3. Your anger in the short term can help you stay firm in your resolve that things have to change in the dynamics with your spouse. He’s not going to like the new you, He’s used to having someone who is an easy target to bully and control. Short term your anger can help you stay firm and not back down. But long term, you don’t want to have to STAY angry in order to have good boundaries and a healthy sense of self.
So your question was how do you move past it? Remember, your anger has a purpose. It’s alerting you that something is wrong and needs to change.
You have to get safe, sane (clear thinking and feeling) and strong. Your anger can motivate you to take positive direction in stewarding your own life from this day forward. And part of that self-stewardship is letting go of the bitterness that unresolved anger and resentment has built up in your spirit, and your body.

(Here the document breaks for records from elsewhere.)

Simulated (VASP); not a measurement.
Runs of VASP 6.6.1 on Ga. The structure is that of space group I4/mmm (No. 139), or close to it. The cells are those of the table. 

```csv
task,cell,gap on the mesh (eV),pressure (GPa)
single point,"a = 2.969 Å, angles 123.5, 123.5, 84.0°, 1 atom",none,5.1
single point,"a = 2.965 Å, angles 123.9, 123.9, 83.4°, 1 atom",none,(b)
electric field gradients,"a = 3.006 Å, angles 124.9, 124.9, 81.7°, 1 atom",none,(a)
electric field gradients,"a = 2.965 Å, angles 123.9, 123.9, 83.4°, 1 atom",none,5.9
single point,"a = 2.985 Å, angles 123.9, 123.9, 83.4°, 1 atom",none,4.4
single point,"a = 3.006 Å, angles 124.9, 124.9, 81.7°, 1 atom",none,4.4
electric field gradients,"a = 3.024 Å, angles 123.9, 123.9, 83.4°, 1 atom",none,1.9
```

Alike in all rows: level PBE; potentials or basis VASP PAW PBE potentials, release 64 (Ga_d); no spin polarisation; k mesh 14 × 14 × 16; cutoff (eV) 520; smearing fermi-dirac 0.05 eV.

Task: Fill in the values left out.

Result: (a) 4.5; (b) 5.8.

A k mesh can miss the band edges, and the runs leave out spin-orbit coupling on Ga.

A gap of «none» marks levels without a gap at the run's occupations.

But here is one reason why women especially find it hard to let it go. It’s because anger is the only way they know to be strong. When they’re angry, then they can stay firm on their boundaries and not cave into the pleading or whining of someone else. When they’re angry, they aren’t as easily controlled. When they’re angry other people tend to not demand things of them than when they are kind and empathetic. Therefore, your work is to build other internal muscles of strength, fortitude, wisdom, confidence, and truth that can help you stand firm without needing to hang on to your anger.
When a woman in a destructive marriage stops acting angry, sometimes her husband thinks, “Everything is fine. She’s back to normal” When in reality it isn’t fine. Nothing has changed. That’s why it’s imperative that you grow to use your words and actions not your anger to communicate, “things are not fine and our relationship is destructive towards me and that’s not okay with me.” And then be able to hold your boundaries if he starts to argue, plead or even threaten. Healthy people who are loving and kind have good boundaries so that they don’t feel walked on or taken advantage of all the time. They know how to have them, keep them, and don’t get bullied or intimidated by others to do what they don’t want to do. They don’t need their anger to communicate those things, they know how to do it with words, and take the appropriate action if the other gets disrespectful or ugly.
Anger towards your own self for allowing this for so long might also be a challenge to let go of. We get so disappointed with ourselves that we aren’t better than we are. Stronger than we are. Healthier than we are. But we’re not.
I don’t know why it took 47 years for your eyes to be opened, but instead of being angry at yourself or God that it took that long, perhaps another way of looking at it is that now you are strong enough to see it, and take healthy action to get safe, sane and strong. And just maybe as you take your own steps towards getting healthier, your husband will be curious about your newfound strength and want to move towards greater health himself. And if not, you will know what your next steps are and be strong enough to take them.
Friend, when you’re filled with anger and resentment towards something or someone, how have you learned to let it go?